The Roarbots’ series of NPS Adventures takes a big-picture view of one location within the National Park Service and highlights some of the best activities that site has to offer. This is usually done through a kid-friendly lens and almost always includes activities and suggestions we can recommend from personal experience. And pictures. There are lots and lots of pictures. Glad to have you aboard!
Welcome to George Washington Birthplace National Monument!
- George Washington Birthplace National Monument
- Location: Virginia
- Established: 1930
- Admission: Free
- Social Sites: Twitter, Facebook
The Washington, DC, region is a veritable goldmine for U.S. history buffs. Monuments, memorials, historic sites, internationally recognized federal buildings, and so much more.
And if you’re a student of early American history or the Revolutionary War, there seems to be something pertinent to your interests every 10 feet or so. If George Washington is your guy, there’s the 1-2-3 lineup of the Washington Monument, the George Washington Masonic National Memorial, and Mount Vernon, which is also Washington’s final resting place. The latter two are in neighboring Alexandria, VA, which isn’t that far afield.
But what if you want to see where it all began? Turns out George Washington was born just a bit farther out of town in Colonial Beach, Virginia. George Washington Birthplace National Monument is on the banks of the Potomac River about 1 hour 45 minutes south of DC and about 45 minutes east of Fredericksburg.
It’s a gorgeous spot right on the river that’s a must-do for Washington fans. And if you happen to be in the area, you certainly won’t be sorry you made the detour. (Stratford Hall, birthplace of Robert E. Lee, is also just up the road.)
(Click on all pictures to embiggen.)
The primary attraction here is, obviously, Washington’s birthplace site. However, don’t come expecting to see an actual house – or even the remains of one. The original house belonged to Washington’s father, Augustine, and George was born to Augustine and Mary Ball in 1732.
Although the house and surrounding site play an important role in Washington’s life, he only lived here for the first four years of his life.

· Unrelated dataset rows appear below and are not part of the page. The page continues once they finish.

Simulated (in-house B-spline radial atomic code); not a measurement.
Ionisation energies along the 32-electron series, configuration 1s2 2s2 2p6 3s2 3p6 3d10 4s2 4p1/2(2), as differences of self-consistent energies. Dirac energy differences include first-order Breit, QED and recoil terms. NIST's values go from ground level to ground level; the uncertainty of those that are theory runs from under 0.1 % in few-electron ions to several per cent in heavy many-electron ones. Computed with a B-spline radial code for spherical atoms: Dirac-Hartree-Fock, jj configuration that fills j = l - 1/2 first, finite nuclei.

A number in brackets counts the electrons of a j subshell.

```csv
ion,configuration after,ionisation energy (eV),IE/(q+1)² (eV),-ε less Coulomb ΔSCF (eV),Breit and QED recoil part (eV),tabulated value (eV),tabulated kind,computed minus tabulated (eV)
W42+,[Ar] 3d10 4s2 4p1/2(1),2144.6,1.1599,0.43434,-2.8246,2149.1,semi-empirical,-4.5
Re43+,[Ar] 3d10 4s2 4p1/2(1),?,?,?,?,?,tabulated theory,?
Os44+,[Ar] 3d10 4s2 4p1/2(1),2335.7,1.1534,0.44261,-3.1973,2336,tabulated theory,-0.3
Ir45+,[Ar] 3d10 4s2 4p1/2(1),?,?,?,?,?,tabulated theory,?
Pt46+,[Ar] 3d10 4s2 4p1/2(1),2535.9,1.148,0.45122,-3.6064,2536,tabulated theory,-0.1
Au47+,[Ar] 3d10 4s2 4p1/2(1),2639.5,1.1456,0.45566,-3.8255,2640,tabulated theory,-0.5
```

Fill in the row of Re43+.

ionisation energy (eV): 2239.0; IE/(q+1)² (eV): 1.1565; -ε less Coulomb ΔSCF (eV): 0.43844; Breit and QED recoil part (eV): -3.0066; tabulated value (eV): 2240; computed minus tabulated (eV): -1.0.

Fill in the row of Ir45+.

The original house burned down in 1779, when it belonged to Washington’s nephew William Augustine. It was excavated in 1936, and the foundation was uncovered, but it was soon reburied to protect it. Today, the outline of the house is marked with oyster shells. That’s all that remains to mark the spot where Washington was born.
Memorial House and Farm
The largest structure on the property is the Memorial House, which was built in 1931 to commemorate the bicentennial of Washington’s birth. The house represents a typical upper-class colonial home and is furnished to recall the early-mid 1700s. Based on the footprint of the birthplace site, the Memorial House is much bigger and (by the NPS’s own admission) probably finer than the original house. Guided ranger tours include access to the interior of the Memorial House.
Surrounding the house are the original birthplace site, a colonial herb and flower garden, a colonial kitchen, and several other (replica) farm buildings.
Grounds and Trails
Greeting visitors at the entrance to the property is a 50-foot stone obelisk that was erected in 1896 by the War Department. It’s a one-tenth replica of the Washington Monument on the National Mall in DC, and it originally stood where the Memorial House is today. It was moved to its present location in 1930, when the property became a national memorial.
The property runs right up to Popes Creek and the Potomac River, and it’s just flat-out gorgeous. The view from the back of the Memorial House is one you’ll want to linger over. Beyond the farm are acres of wooded property with a couple easy nature trails.
The Washington family burial ground is also on the property. Buried here are more than 30 people, including Washington’s father, grandfather, and great-grandfather. Washington himself is buried at Mount Vernon.
Like most NPS sites, George Washington Birthplace has a park-centric Junior Ranger program. Kids get an opportunity to explore the grounds, early 18th century farm life in general, and Washington’s early life in particular. The Junior Ranger program is one of the highlights of any NPS visit for the little Roarbots. It wouldn’t be a visit without a passport stamp and a Junior Ranger badge/pin!